Freejack (1992) poster

Freejack (1992)

Rating:


USA. 1992.

Crew

Director – Geoff Murphy, Screenplay – Dan Gilroy, Steven Pressfield & Ronald Shusett, Story – Steven Pressfield & Ronald Shusett, Based on the Novel Immortality Inc by Robert Sheckley, Producers – Ronald Shusett & Stuart Oken, Photography – Amir Mokri, Music – Trevor Jones, Visual Effects – DreamQuest (Supervisor – Richard Hoover), Transfer Sequence – Robert Blalack & Praxis Filmworks, Special Effects Supervisor – Joey DiGaetano, Production Design – Joe Alves. Production Company – Morgan Creek.

Cast

Emilio Estevez (Alex Furlong), Mick Jagger (Victor Vacendak), Rene Russo (Julie Redlund), Anthony Hopkins (Ian McCandless), Jonathan Banks (Mark Michelette), David Johansen (Brad Carter), Grand L. Bush (Boone), Amanda Plummer (Nun)


Plot

Formula One racing driver Alex Furlong spins out in the midst of a race. At the moment the car explodes, Alex is snatched up by a time-travel operation and whisked into the year 2009. There he is claimed by bounty hunter Victor Vacendak. Alex finds that he is a ‘freejack’, one of various marked people who are snatched out of time by The Spiritual Switchboard to become new bodies for this society’s rich as they age or become ill. Refusing to accept such a fate, Alex makes an escape. He goes on the run in a bewilderingly changed world, all the while pursued by Vacendak who is determined to claim his body.
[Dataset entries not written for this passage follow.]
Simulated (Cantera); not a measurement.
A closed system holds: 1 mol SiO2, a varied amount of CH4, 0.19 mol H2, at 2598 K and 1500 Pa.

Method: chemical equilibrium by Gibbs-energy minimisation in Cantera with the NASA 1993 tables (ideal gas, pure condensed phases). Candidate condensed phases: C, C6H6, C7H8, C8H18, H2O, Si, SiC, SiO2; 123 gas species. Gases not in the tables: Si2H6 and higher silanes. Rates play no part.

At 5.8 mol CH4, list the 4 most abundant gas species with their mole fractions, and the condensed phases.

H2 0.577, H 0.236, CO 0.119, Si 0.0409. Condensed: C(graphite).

In his book Immortality Inc (1958), Robert Sheckley used a variation on H.G. Wells’s When the Sleeper Wakes (1899) to offer an intriguing pseudo-scientific rationale for zombies, ghosts and various life-after-death phenomena and to question the body-mind issue. By contrast, Freejack, the film adaptation of Immortality Inc, uses a variation on H.G. Wells’s When the Sleeper Wakes to make a car-chase movie. Freejack is unfortunately science fiction that has been made by people who perceive people’s interest in the genre as being limited to explosions, car chases and heroes and villains quipping one-liners in the midst of the action to show they are not taking things too seriously.

Freejack is a film that makes no sense at all – one never understands why the rich have to snatch people through time to house their minds. Nor is it ever explained why Anthony Hopkins’s corporate exec goes to such extensive lengths to obtain Emilio Estevez’s body – there is an explanation about him desiring Estevez’s old girlfriend Rene Russo and wanting Estevez’s body to fool her, but the film clearly believes that explanation as little as we do and shows it to be ruse a few minutes later, whereupon no further explanation is ever offered.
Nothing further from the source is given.